In the course of her work, Easterine Kire has now become a trailblazer in her own right. Spirit Nights is an admirable continuation of her trademark style: capturing meaning without being caught in the tangles of language.
In the village of Shumang Laangnyu Sang, Tola lives with her grandson Namumolo, whom everyone lovingly calls Namu. His parents died in an enemy attack when he was only a few months old, and Tola is the only family he knows. Tola herself has battled many difficulties: first, infertility for several years, and then the death of her husband when their son was only a teenager.
As she brings up Namu, she is visited by spirits who communicate to her that something momentous is coming, and she must prepare the boy to rise to the occasion. Daughter of a seer, she knows she must believe, even when she does not understand.

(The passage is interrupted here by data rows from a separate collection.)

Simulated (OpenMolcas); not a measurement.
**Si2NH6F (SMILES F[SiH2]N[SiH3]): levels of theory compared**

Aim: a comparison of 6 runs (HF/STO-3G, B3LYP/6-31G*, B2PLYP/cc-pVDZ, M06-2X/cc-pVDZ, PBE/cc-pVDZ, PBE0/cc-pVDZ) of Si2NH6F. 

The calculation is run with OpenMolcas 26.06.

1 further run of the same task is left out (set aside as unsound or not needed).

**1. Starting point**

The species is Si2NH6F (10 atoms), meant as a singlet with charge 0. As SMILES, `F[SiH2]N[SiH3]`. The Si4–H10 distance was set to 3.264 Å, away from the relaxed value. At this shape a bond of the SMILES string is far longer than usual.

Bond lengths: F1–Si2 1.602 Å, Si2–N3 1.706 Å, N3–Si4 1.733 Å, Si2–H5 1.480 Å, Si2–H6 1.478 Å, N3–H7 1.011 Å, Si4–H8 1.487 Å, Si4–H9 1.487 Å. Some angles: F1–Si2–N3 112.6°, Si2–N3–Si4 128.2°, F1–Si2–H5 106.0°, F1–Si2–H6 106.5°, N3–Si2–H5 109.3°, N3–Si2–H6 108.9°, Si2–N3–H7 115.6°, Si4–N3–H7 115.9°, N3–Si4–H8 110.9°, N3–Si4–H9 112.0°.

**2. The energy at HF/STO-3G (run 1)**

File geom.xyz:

Soon, the darkness privately prophesied to Tola does arrive, intense and seemingly unending. Accompanying this unnatural, all-engulfing darkness are fear and death, and life suddenly comes to a halt – not just in their village, but also in the neighbouring areas.
Something has gone wrong in the spirit world, Tola realises – the world whose blessings they solicit and spurning they fear, and ultimately one which they must live in conjunction with. Bringing an end to the night demands more than physically overpowering the enemy, and Tola, Namu and the small cast of characters begin to find their places in this new world.
Changing pulse
Despite its fast pace, Spirit Nights is not a story told in broad strokes. The characters, though set in the sketches that Kire draws out for them, develop over the course of the story. The moral calculus that guides them at times of decision-making – and the internal strife that drives them to action – comes to the fore only as the story progresses and a wider set of thoughts and actions starts completing the picture that is their character.
The village of Shumang Laangnyu Sang in Spirit Nights is the basic community unit, and the lives and livelihoods of its members are simple: they cultivate their small patches of land, the women cook, the men make tools. Kire does the story justice by neither romanticising this way of life nor vilifying it; instead, she treats it with the trained acceptance of someone who knows what it is to live inside of it.
This results in a rendering that is thinly descriptive of the setting, with its finger constantly on the changing pulse of its characters. The simplicity of the language used accords Spirit Nights a kind of lyricality; in Kire’s telling, it is easy to get a sense of the traditions of oral storytelling that have kept this story and the associated customs alive.
This restraint, however, that Kire exercises in using language as adornment also pays off in another aspect: the richness of meaning that the short, blunt sentences are often layered with becomes the primary object of focus on the page, their mysterious resonance following you through the story.
In her notes, Kire acknowledges the many people who recounted to her different versions of this story, each enmeshed with the history and mythology of their respective villages. Spirit Nights has all the necessary elements of a fable: a brave protagonist, a wise counsel, a once happy world beset by darkness, and an enemy that takes more than just skill to defeat.
This fable-like quality perhaps also explains why almost no character in the story is beyond redemption – the people are all fundamentally good, even if sometimes lead astray by their wants. More importantly, their redemption is never solely the fruit of their own labour; the repercussions of their wrongs are experienced communally, and their way back is also paved by the efforts of those they live together in the village unit with.
Grief and wisdom
In writing a tale that many villages revere and celebrate festivals based on, Kire also successfully moves away from the modern lens as the only, or correct, way of understanding our world. Spirit Nights is a story confident in its voice, and is a successful example of what it means to not mould a narrative to meet its intended audience halfway.
To the average urban reader, for example, a story of spirits and miracles might seem outlandish, especially when Kire makes no mention throughout of the time that it is set in. (A section on the different accounts of the dark time is available at the end of the book, but until I got there, I read Spirit Nights as a novel.)
Despite this ambiguity of time and place, Kire does not attempt to sell to the reader the logic of a living ecosystem that routinely interacts with the supernatural. Instead, she invites the reader’s faith in a story that is as much about the familiar themes of grief and kinship as much as it is about extraordinary courage and spiritual wisdom, where the higher powers or belief systems might be different, but the fundamental truths – such as the power of a grandmother’s love – remain the same.
Spirit Nights is a story of how the moral balance of community life is made up of delicate elements, and how easily it can get disturbed by seemingly meaningless thoughts and actions. It succeeds in infusing life into a mythological tale of light and darkness, and should be read for its masterful humanising of the didactic.
Spirit Nights, Easterine Kire, Simon & Schuster India.